18 Apr 2011

Brief thoughts on Sucker Punch

I can forgive people for reading the synopsis and thinking that Sucker Punch is a horrendous mash of a male teen sci-fi/sex fantasy, but it’s not that at all.

It’s also not all that good.

Let me re-phrase: it’s not Transformers 2 bad, but it’s disappointing because it could have been so much more. The opening scenes are engaging, the acting is for the most part quite good. And it does some good stuff, but not enough, and not coherently enough.

On the mysogeny thing.

I didn’t get that at all. Sure there’s scantily glad girls, often with swords and guns, but to me they were never sexualised. That sounds stupid given they work in a brothel. The best way I can explain it was that they were sexualised from the view of other characters in the film, but not the audience. That’s because it’s completely impossible to feel any empathy for the male characters.

It’s a girl power film, albeit a clumsy one. It plays too heavily on the Evil Male Oppressor vs Female Victim Finding Empowerment cliche.

About 1/3rd of the way in (when Shit Really Starts To Get Crazy) I was thinking “if he pulls this off, it could be a remarkable film”. But really, 1/3rd of the way in I houldn’t have been thinking about the film at all. In Black Swan I was hooked from about 10 minutes in and didn’t think (and barely breathed) until about 20 minutes after I left the cinema.

Sucker Punch had that potential. Or atleast the potential to be a Sin City. But where those (and hell, most great) movies made more sense and they went on, this unravelled until it was ludicrous.

I didn’t mind the crazy inner fantasy scenes – they served their purpose, though the did become a bit repetitive. But I did mind the telegraphing of the ending in the first 20 minutes. And the attempt to to tie shit together that just doesn’t make sense. And the long-arse monologues that make even less sense than the action.

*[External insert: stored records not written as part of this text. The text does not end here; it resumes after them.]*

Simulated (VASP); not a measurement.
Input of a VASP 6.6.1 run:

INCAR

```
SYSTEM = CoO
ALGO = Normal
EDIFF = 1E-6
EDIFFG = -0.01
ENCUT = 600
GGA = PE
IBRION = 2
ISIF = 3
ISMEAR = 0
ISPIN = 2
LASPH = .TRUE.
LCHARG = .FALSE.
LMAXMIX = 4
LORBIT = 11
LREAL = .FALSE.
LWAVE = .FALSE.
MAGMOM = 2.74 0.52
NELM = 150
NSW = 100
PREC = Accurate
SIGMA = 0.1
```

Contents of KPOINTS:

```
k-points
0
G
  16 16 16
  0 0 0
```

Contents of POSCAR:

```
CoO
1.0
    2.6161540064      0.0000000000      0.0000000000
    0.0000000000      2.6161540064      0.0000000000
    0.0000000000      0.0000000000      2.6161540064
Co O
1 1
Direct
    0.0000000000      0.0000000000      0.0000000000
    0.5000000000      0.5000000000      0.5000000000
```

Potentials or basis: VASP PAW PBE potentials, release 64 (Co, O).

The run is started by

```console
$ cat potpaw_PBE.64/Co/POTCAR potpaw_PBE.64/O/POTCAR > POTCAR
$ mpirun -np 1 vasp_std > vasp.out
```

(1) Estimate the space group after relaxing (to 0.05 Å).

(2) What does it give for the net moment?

I loved Watchmen and 300, and I admire the unique insane vision of this film. I like crazy films, but crazy is hard to pull off. I didn’t really care about what happened to the characters, in any of their realities. And the ending neither resolved enough to be satisfying or left enough unresolved to be disturbing.

Edit

Re-reading this this morning, it sounds as though I liked the film less than I did. I really enjoyed the look, feel and sound of it: cinematically it worked very well. I just can’t help wishing that Synder had gotten Joss Wheedon to write 3-dimensional female heroes, or Tarantino to write the dialog and make the fight scenes emotionally engaging, or Aronofsky to help him bring it to a stunning climax. There were so many great ingredients… but it failed at basic story telling.